Marshall Islands pioneers legal-tender cryptocurrency
The Marshall Islands, the remote archipelago in the Pacific best known for its shipping industry and home to 53,000 people, is developing plans to introduce its own digital currency which, unlike similar cryptocurrencies now available in many countries, will be legal tender for citizens and businesses on the island.
If the launch goes as planned, the sovereign, or SOV, will be traded alongside the local physical currency – since 1982 the US dollar – in what could prove to be a world-first experiment in the viability of digital payments, built on and controlled by the blockchain, to underpin an entire economy.
Barak Ben-Ezer, CEO of Isreali fintech company Neema, pioneered the idea and set out to persuade sovereign nations that do not trade with their own currency to adopt the idea of a digital-only system. Some view the Marshall Islands’ readiness to adopt the currency as a measure of its desire to shake off an erstwhile reputation for money laundering, and champion a progressive and, it argues, traceable system for everyday payments and transactions.

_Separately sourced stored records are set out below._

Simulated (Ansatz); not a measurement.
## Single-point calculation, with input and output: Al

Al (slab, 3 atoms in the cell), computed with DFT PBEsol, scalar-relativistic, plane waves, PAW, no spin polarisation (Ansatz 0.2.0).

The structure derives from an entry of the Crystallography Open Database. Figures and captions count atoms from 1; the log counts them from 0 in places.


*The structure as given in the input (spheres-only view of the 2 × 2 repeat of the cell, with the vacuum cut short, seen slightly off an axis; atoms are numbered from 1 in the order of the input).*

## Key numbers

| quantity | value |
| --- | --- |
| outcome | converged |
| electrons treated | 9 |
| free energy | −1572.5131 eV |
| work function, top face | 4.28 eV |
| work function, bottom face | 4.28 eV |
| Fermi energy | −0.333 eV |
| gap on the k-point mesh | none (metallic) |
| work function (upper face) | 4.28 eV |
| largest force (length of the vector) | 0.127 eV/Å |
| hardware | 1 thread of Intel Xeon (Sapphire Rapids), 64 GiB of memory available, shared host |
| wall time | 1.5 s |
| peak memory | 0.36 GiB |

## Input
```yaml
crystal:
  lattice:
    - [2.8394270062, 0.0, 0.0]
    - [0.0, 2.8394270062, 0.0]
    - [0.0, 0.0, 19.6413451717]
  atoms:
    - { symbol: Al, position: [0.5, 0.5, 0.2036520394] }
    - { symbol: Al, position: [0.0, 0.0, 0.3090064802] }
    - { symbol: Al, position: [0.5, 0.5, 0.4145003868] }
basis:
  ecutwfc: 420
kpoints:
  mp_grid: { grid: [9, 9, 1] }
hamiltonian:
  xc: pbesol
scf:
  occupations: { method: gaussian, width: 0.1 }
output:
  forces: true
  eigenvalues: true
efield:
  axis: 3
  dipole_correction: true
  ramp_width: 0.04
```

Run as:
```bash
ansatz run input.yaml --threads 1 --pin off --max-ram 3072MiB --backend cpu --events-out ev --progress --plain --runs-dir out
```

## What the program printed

The currency has the full backing of the Marshall Islands’ government. Once launched, the two currencies, the sovereign and the US dollar, will co-exist for the time being, and the government says it has “no plans” as yet to withdraw the dollar from circulation.
A handful of other countries have set up similar projects. Venezuela has the petro, a tradeable cryptocurrency aimed at circumventing US sanctions on its economy.
David Paul, minister in assistance to the president of Marshall Islands, explained the attraction of the sovereign cryptocurrency, pointing out: “While there is understandable concern by policy makers and regulators worldwide of the misuse of cryptocurrencies for tax evasion, money laundering, and terrorist financing, the SOV is designed on purpose to be unusable for these purposes.”
Unlike traditional hard currencies, cryptocurrency transactions are recorded on the blockchain, a ledger whose unique coding is regarded as extremely secure. Cryptocurrency wogs are divided between those who laud the security of currencies such as bitcoin, and those who warn the built-in anonymity gives rise to criminal behaviour.
The brave new experiment now underway in the Marshall Islands could go some way to settling the matter once and for all.